Fresno Mayor Ashley Swearengin was quick to praise Newsom, saying his “‘Economic Growth and Competitiveness Agenda’ is right on the money. It is precisely the economic development strategy our state needs.”
For over a decade, California has lacked a comprehensive economic and workforce development strategy, leading to a severe lack of focus and inefficiency in California’s ability to work with business. Shortly after being elected Lieutenant Governor, Newsom began work to develop a comprehensive economic and workforce strategy.
“This document, and the actions it calls for, outlines how we can retake control and drive forward again, moving California back into the lead on sustainable growth and real job creation-regaining our leadership role as America’s opportunity capital,” said Lt. Governor Gavin Newsom. “It marks the beginning of a statewide conversation about how we can win again.”
The agenda is guided by a set of principles that must be agreed upon by stakeholders at all levels and does not seek to recreate the past and restore the jobs lost to global competition or to revive the debt-fueled follies of the past. It embraces a shift from a consumption-based economy to a production economy focused on global trade.
“This is a strategy to help ensure that traditional and high tech manufacturing remain a pillar of the California economy. The manufacturing sector is growing, and it our job to make sure that it grows in California,” said Senator Dianne Feinstein. “I applaud Lt. Governor Newsom for a thoughtful report that cogently outlines a way to return California to economic competitiveness and an engine of job creation.”
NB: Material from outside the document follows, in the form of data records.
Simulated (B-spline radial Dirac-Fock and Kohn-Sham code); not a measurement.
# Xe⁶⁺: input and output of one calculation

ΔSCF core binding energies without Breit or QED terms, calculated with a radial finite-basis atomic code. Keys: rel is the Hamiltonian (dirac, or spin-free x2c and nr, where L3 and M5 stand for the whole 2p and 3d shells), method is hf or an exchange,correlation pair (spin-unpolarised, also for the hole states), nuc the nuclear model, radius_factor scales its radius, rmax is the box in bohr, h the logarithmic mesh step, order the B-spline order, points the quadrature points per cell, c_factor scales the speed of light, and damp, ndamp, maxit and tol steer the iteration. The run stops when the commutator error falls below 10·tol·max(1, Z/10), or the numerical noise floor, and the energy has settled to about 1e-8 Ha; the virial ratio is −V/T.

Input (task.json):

“This report demonstrates Lieutenant Governor Newsom’s commitment to deploy California’s competitive advantages to sustain and grow jobs through manufacturing and innovation in areas like clean energy and health care,” said House Democratic Leader Nancy Pelosi. “By developing a more versatile, agile, and in-demand 21st century workforce that can take on the world, we can create and sustain jobs for California.”
The new agenda presented today focuses on eight pillars that are essential in delivering the Next Economy, including:
- Gearing up Exports: Next Economy success depends on global trade and production; every sector, cluster and region must embrace exports as a core focus of its economic strategies.
- Reinvigorating Manufacturing: The manufacturing agenda is of enormous importance for California’s competitive position and future prospects. The state needs to design its strategy to bring about a renaissance in manufacturing on a scale commensurate with its importance.
- Driving Innovation: California, and Silicon Valley, wrote the book on innovation. Everywhere, other states and nations are resolved to write the sequel, and they are investing heavily in the capacity to do it.
- Accelerate the Clean Economy: California is recognized as a world leader in environmental advances and the development of clean technology, as high-tech firms in the state move rapidly to expand in areas from solar energy equipment to wind turbines and new types of batteries.
- Skill up for Opportunities: Innovating more, making more, and exporting more will produce another crucial Next Economy attribute: broader opportunities for good-paying jobs at all levels.
- Build Infrastructure: The need for adequate infrastructure undergirds every aspect of the Next Economy agenda.
- Align with Regional Strengths: The global economy is increasingly driven by the competition between and collaboration among an international web of high performing, interconnected metropolitan areas and regions, each serving as the resource base for powerful clusters of enterprises.
- Organize for Success: To revitalize California’s economic competitiveness, its leaders must streamline the clutter of agencies, commissions, offices, and entities engaged in economic development.
“The Economic Growth and Competitiveness Agenda proposed by Lt. Governor Gavin Newsom is bold and comprehensive,” said Silicon Valley Leadership Group CEO Carl Guardino. “It includes input from 100 Silicon Valley executives and importantly specific targets and timetables for accountability. This plan will help California grow the innovation economy and jobs.”
The agenda’s overarching imperative for action is clear: to restore California’s economic competitiveness and regain momentum, California must redefine the state role in economic development. The new Economic Growth and Competitiveness plan includes powerful strategies centered on the pillars of the Next Economy described above.
“As the global leader in cloud client computing, Wyse is proud to call Silicon Valley our home and is committed to exporting the innovation developed at our San Jose headquarters to customers and partners around the globe,” said, Tarkan Maner, President & CEO, Wyse Technology. “The Next Economy will be driven by the continued explosion of innovation centers such as Silicon Valley, and Wyse is proud to play an ongoing role in helping California’s economy expand worldwide.”
The agenda makes initial recommendations designed to both open the conversation and take the first step. The recommendations identified in the report are specific measures that are low-cost, high-impact, and achievable actions that can set the course to success.